Traders analyze the movements of financial instruments to gauge market sentiment and predict trends, operating under the belief that certain assets are correlated. Understanding the correlation between two assets provides valuable insights.
Both Bitcoin and stocks are speculative assets, often traded based on price speculation rather than intrinsic value. This similarity implies that stock movements may reflect the market’s risk appetite, potentially allowing predictions about Bitcoin’s behavior. Investors willing to take on more risk may invest in these speculative assets.
This analysis evaluates the correlation between stocks and Bitcoin, examining their historical interactions. The goal is to determine whether stock market movements can predict Bitcoin’s price behavior.
This study uses a quantitative research design to analyze the relationship between Bitcoin prices and the stock market over the past five years with the S&P 500 Index serving as a proxy for the stock market.
Bitcoin closing prices are available daily, while the S&P 500 Index does not trade on weekends and holidays. To align the S&P 500 Index values with Bitcoin prices, missing dates were forward-filled with the last available trading day value.
Daily Pearson correlation coefficients were calculated between BTC prices and S&P 500 Index values.
A 90-day rolling correlation analysis was conducted to assess the variation of correlations over time.
Volatility analysis (standard deviation of returns) for both assets was performed to assess their risk levels. This involved calculating the standard deviation of returns over a specified period, enabling us to identify which asset shows greater price fluctuations, indicating higher risk.
When making an investment decision, consider that Bitcoin may provide higher returns but comes with greater risk, while the S&P 500 offers more modest returns with less risk. Your choice should align with your investment goals and risk tolerance.
The Pearson correlation coefficient indicates a moderate positive correlation between BTC daily returns and S&P 500 daily returns.

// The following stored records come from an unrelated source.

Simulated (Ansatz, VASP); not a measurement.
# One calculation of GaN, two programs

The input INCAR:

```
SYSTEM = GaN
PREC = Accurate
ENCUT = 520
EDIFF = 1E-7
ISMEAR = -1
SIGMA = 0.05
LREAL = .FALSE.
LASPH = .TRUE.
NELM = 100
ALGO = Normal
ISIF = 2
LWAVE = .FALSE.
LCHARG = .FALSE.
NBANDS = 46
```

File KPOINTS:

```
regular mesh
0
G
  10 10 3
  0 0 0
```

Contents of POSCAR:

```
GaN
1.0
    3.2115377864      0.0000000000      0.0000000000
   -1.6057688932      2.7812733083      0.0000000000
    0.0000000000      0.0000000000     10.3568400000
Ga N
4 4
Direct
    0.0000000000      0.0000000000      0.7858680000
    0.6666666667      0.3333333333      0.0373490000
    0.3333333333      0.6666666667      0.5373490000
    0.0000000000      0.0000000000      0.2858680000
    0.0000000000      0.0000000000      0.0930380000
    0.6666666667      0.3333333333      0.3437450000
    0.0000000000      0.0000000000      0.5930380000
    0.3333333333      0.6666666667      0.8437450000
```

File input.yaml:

The 90-Day Rolling Correlation is primarily positive, suggesting that BTC and S&P 500 returns generally move in the same direction. The correlation coefficient usually falls between 0.1 and 0.6, reflecting a weak to moderate correlation between the returns.
A beta of 1.03 indicates that Bitcoin closely follows the broader market but reacts more intensely to market movements. This suggests that, while Bitcoin is influenced by the same macroeconomic factors as the S&P 500, it carries a slightly higher risk compared to the market.